Stage Registers
Stage-level pipeline register abstractions with built-in write tracking. These use two-slot ping-pong buffering internally and solve three common problems in pipeline models:
- Ghost entries — forgetting
retain<P>()leaves stale data in the write slot that reappears 2 cycles later - Unsafe dual-write — external
bool[]arrays tracking whether a stage was written are manually maintained and frequently wrong - Boilerplate — every stage forward requires ~15 lines of valid/retain/consume/set logic
Quick Selection
| Type | Entries | Best For |
|---|---|---|
StageReg<T, N> | N parallel pipes | Superscalar pipeline stages (e.g., 4-wide addr/data pipes) |
SingleStageReg<T> | 1 | Single-entry stages (fill pipeline, snoop pipeline) |
StagePipeline<S...> | Group | Batch beginCycle / flushIf / reset across multiple stages |
Design Principle
Each physical pipeline stage is an independent StageReg member with its own write tracking:
StageReg<Data, NUM_PIPES> a0_, a1_, a2_;
// a2_.written(pipe) — built-in tracking, no external bool arrays needed
This eliminates all external boolean tracking arrays that are a frequent source of ghost-entry bugs.
StageReg
Per-stage pipeline register array with built-in write tracking for N parallel pipes.
Cycle Discipline
Every StageReg must call beginCycle<P>() exactly once at the start of each tick. This clears all write slots and resets the written_[] array, establishing the safe D-FF default: any pipe not explicitly written this cycle will be empty next cycle.
template<ValidPhase P>
void tickPipelines_() {
a0_.beginCycle<P>(); // Clears write slots + resets tracking
a1_.beginCycle<P>();
a2_.beginCycle<P>();
// Process stages downstream-first...
processA2_<P>();
processA1_<P>();
processA0_<P>();
}
Write Tracking
written(pipe) returns true if write<P>() or retain<P>() was called for that pipe this cycle. This replaces all external boolean arrays:
// Before: manual tracking prone to bugs
if (a2_retained_[pipe]) {
addr_pipe_[pipe].retain<P>(AddrStage::A1);
a1_retained_[pipe] = true; // Easy to forget!
continue;
}
// After: self-tracking, impossible to forget
if (a2_.written(pipe)) {
a1_.retain<P>(pipe); // a1_.written(pipe) is now true
continue;
}
API
// Cycle boundary (call once per tick per stage)

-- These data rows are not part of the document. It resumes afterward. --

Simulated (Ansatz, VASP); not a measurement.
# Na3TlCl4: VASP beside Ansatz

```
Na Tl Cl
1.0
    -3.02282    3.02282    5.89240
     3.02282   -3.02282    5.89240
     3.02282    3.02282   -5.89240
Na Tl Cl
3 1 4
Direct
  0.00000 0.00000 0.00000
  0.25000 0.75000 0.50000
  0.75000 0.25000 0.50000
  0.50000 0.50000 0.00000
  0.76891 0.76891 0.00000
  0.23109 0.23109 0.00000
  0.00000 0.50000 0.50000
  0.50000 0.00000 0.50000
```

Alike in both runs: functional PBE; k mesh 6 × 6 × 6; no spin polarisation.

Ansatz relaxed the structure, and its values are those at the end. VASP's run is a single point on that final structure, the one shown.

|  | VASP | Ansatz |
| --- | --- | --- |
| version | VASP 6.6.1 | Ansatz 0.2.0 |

template<ValidPhase P> void beginCycle();
// Read side (stable within cycle)
template<ValidPhase P> bool valid(size_t pipe) const;
template<ValidPhase P> const T& read(size_t pipe) const;
template<ValidPhase P> T& read(size_t pipe);
// Write side (visible next cycle, at most once per pipe per cycle)
template<ValidPhase P> void write(size_t pipe, T data); // asserts !written_[pipe]
template<ValidPhase P> void retain(size_t pipe); // asserts !written_[pipe]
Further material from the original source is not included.